Even though Florida Ports are again setting records in port-sector job creation, tonnage and throughput value, raising those accomplishments to the next level is their primary objective. Florida’s seaports play an indispensable role in helping the state and nation with their goals to grow the economy using trade and generate more manufacturing jobs.
Opportunities abound today because of the state’s growing consumer demand. World trade is growing overall, world manufacturing centers are repositioning, Suez Canal transits are up, new free trade agreements are being accomplished, the Panama Canal expansion is nearing completion, and trade is growing with Latin America and the Caribbean. Plans and active preparations for future opportunities are paramount to take the economy of the state of Florida from solid to outstanding. Moving Florida’s economy forward goes hand in hand with the increased global trade, growing export manufacturing and improved import distribution that efficient ports and logistical infrastructure help create.
The growth in the world container fleet continues unabated, with close to half the world’s container vessels on order exceed 8,000 TEU capacity (versus less than ten percent of today’s fleet); the modern size requires a 47 to 50 foot deep channel. With 90 percent of the global commerce being moved via shipping, Florida must be ready.
Florida’s ports are working at becoming deeper, but to achieve navigational channels with modern depths requires a more efficient federal project approval and funding process. Directing funds already collected for harbor maintenance through the Harbor Maintenance Trust Fund to their proper usage is essential. Federal delays in assessing and approving harbor dredging/navigation projects are seriously jeopardizing, in particular, the ability of seaports to grow the much sought-after general cargo associated with deep-draft vessels.

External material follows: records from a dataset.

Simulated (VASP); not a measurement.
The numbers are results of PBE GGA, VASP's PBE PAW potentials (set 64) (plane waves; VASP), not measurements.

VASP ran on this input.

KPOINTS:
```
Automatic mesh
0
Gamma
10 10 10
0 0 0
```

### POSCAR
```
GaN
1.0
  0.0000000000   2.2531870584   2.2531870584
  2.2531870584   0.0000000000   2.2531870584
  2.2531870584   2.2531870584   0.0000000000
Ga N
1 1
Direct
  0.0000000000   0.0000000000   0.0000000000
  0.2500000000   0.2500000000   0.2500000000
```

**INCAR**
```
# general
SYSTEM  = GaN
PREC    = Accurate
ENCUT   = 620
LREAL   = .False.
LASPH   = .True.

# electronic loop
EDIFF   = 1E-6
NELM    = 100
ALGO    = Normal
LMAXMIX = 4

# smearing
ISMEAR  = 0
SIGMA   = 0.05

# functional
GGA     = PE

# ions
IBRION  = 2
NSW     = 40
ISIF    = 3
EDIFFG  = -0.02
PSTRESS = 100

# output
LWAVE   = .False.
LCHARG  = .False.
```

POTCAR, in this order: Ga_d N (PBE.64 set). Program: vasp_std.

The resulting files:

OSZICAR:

The next level of economic transformation, the level that will truly bolster Florida’s recovering economy, will only come when the federal government mirrors the state’s commitment and makes fast, upfront investments in port waterways and inland transportation systems that capture today’s fleeting but colossal opportunities.
Federal TIGER grants have been exceptionally helpful to select port projects, and there is hope for a nationally coordinated freight mobility plan that prioritizes the country’s freight network as a national system, including multimodal, intrastate connectivity projects. In general however, there are grave shortcomings in national support for ports, as exemplified by the lack of waterway investment.
There must be regular and reliable support from federal agencies for future port terminals, to prevent infrastructure obsolescence and ensure infrastructure is available to meet national goals for exports, safety, security, and other priorities. This should include support for the appropriate technologies to secure facilities and enhance efficiency.